The real story about Syria and Libya: Behind a new agreement with Moscow, and the insidious way the New York Times protects Hillary
A new accord with Moscow on Syria clears up little. And a new Times series on Clinton and Libya has a messy agenda
Hardly does the Syria accord announced jointly in Washington and Moscow last week clarify the swamp of complications, divided loyalties and treachery that have defined the crisis for years. It does not. We do not know yet even if the “cessation of hostilities” will hold, to say nothing of whether it will open any door to political negotiation and a settlement. It is fragile; the predictable interests—notably Turkey and Saudi Arabia, Washington’s principle allies—are already trying to tip the deal over.
But the doubters overdo it, in my view. They judge the agreement as if they were making book on it: No previous attempt to halt the violence has succeeded, so the odds are this one will collapse, too.
Shallow thinking—the kind one gets from the pack animals that staff our newspapers. You have to look carefully at this agreement and the circumstances that led to its conclusion last week. A lot has changed since the previous attempt at a ceasefire, in 2014, failed in less than a day. At close range, I see grounds for optimism—O.K., tempered, attenuated optimism. And I mean this two ways.
One, there is the question of motivation.

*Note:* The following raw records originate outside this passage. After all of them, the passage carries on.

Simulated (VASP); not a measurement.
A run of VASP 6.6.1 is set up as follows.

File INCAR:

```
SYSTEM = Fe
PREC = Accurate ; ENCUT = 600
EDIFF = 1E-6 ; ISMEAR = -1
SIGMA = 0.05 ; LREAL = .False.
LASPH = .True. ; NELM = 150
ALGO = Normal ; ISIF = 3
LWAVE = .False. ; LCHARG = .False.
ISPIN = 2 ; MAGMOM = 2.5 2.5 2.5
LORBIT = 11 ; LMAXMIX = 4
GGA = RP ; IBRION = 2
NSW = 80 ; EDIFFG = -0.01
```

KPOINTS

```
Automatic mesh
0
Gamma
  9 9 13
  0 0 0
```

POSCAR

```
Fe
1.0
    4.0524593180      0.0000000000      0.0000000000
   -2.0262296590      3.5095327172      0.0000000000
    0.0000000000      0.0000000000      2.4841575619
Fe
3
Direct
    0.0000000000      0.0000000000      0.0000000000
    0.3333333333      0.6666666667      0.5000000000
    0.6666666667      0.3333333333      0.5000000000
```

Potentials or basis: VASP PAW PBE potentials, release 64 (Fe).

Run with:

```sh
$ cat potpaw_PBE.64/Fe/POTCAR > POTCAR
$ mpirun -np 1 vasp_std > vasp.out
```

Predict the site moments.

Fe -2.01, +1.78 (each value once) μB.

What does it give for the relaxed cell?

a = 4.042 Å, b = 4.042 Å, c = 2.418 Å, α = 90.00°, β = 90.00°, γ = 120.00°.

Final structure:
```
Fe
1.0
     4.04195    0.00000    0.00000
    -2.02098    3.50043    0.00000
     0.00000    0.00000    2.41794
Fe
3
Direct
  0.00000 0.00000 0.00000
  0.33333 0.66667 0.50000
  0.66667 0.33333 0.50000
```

This accord has just two signatures on it—Washington’s and Moscow’s. That is a strength, not a weakness, as some commentators have suggested, for they are the parties to this conflict who will determine the outcome. When a Russian warplane flew its first bombing sortie over Syrian soil last September 30, this conflict was confirmed as a theater of great-power rivalry. And the Americans and Russians now have good reasons—very different reasons, of course—to make this agreement hold and go somewhere. They did not a matter of weeks ago.